Art Basel stages modern and contemporary art fairs annually in Basel, Miami Beach, and Hong Kong. Hong Kong joined the Art Basel family in 2013 and traces twelve decades of 20th and 21st century art through paintings, sculptures, drawings, installations, photographs, video and editioned works, representing more than 3,000 artists from around the globe. Through a program of discussions and presentations, the show also offers a platform for cross-cultural exchanges among artists, gallerists, curators, collectors and visitors.
Art Basel in Hong Kong 2017, from March 23 to 25 whose Lead Partner is UBS, features 29 new galleries and half of the participating galleries with exhibition spaces in Asia and the Asia Pacific region, making it an unparalleled showcase for art from this region.
In addition, Art Basel is working closely with key cultural organizations across the city, including Asia Art Archive (AAA), the Asia Society, Para/Site Art Space, Spring Workshop and M+, Hong Kong’s new museum for visual culture, offering an associated program of events onsite and throughout the city that takes place during the week of the show.
This year, 242 galleries from 34 countries and territories will participate in eight show sectors:
Galleries – The Galleries sector presents art from 190 of the world’s leading modern and contemporary art galleries, displaying paintings, sculptures, drawings, installations, photographs, film, video and digital artworks from the 20th and 21st centuries.
Insights – The Insights sector will be dedicated to curatorial projects by 27 galleries, of which eight are completely new to the show. Featuring solo shows, exceptional historical material and strong thematic group exhibitions, this unique sector illustrates Asian art history by presenting the work of important artists from Asia and the Asia Pacific region.
Discoveries – Discoveries gives a platform to emerging contemporary artists, showcasing work by the next generation of talent at an early stage in their career. Galleries exhibit new work created specifically for the show by one or two artists from their gallery program.
Encounters – Dedicated to presenting large-scale sculpture and installation works by leading artists from around the world, Encounters offers the opportunity to see works that transcend the traditional art fair stands, presented in prominent locations throughout the exhibition halls. This year, Encounters will explore the themes of time, space and meaning.
Film – Curated by Li Zhenhua, Director and Founder of Beijing Art Lab, the Film sector presents a program of short and feature-length films by and about artists.
Magazines – Art publications from around the world are on display and contribute presentations to Salon, the afternoon series of lectures and discussions by prominent members of the artworld.

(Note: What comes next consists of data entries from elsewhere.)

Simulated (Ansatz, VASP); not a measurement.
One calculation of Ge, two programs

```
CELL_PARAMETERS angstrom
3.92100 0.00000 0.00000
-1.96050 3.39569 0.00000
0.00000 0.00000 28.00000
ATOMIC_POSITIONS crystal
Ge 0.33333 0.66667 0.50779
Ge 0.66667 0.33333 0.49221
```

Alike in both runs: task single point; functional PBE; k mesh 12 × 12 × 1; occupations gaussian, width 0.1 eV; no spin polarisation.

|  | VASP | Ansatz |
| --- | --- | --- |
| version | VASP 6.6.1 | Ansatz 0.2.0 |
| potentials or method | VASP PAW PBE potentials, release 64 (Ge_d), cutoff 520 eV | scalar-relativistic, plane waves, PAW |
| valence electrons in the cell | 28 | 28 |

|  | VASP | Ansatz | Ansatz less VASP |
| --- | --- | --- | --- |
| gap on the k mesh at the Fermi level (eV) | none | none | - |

Kabinett – a much-loved sector of Art Basel’s Miami Beach show, will make its Hong Kong debut in March 2017 with 19 projects. Participants will present curated exhibitions in an architecturally delineated space within their booths. The diverse curatorial concepts for the Kabinett sector include thematic group exhibitions, art-historical showcases, and solo shows for rising stars.
Two of Hong Kong’s iconic public trams will be transformed into moving camera obscuras during the show in March. Hong Kong Artist Kingsley Ng’s ‘Twenty-Five Minutes Older’ will create an altered reality, allowing passengers to experience the city in reverse. Capturing images of passing street life, the scenes displayed inside the tram will be accompanied by spoken extracts from Liu Yichang’s stream-of-consciousness novella ‘Tête-bêche’. The project, which is free to the public, will run from March 20 to 28.
M+ will present ‘Ambiguously Yours: Gender in Hong Kong popular culture’. Comprising more than sixty works, this exhibition examines how Hong Kong popular culture has acted as a platform for new, progressive, and even socially subversive ideas about gender. Through select examples from film, fashion, music, photography, and print media, ‘Ambiguously Yours’ explores different representations of gender ambiguity and androgyny from the 1980s to today.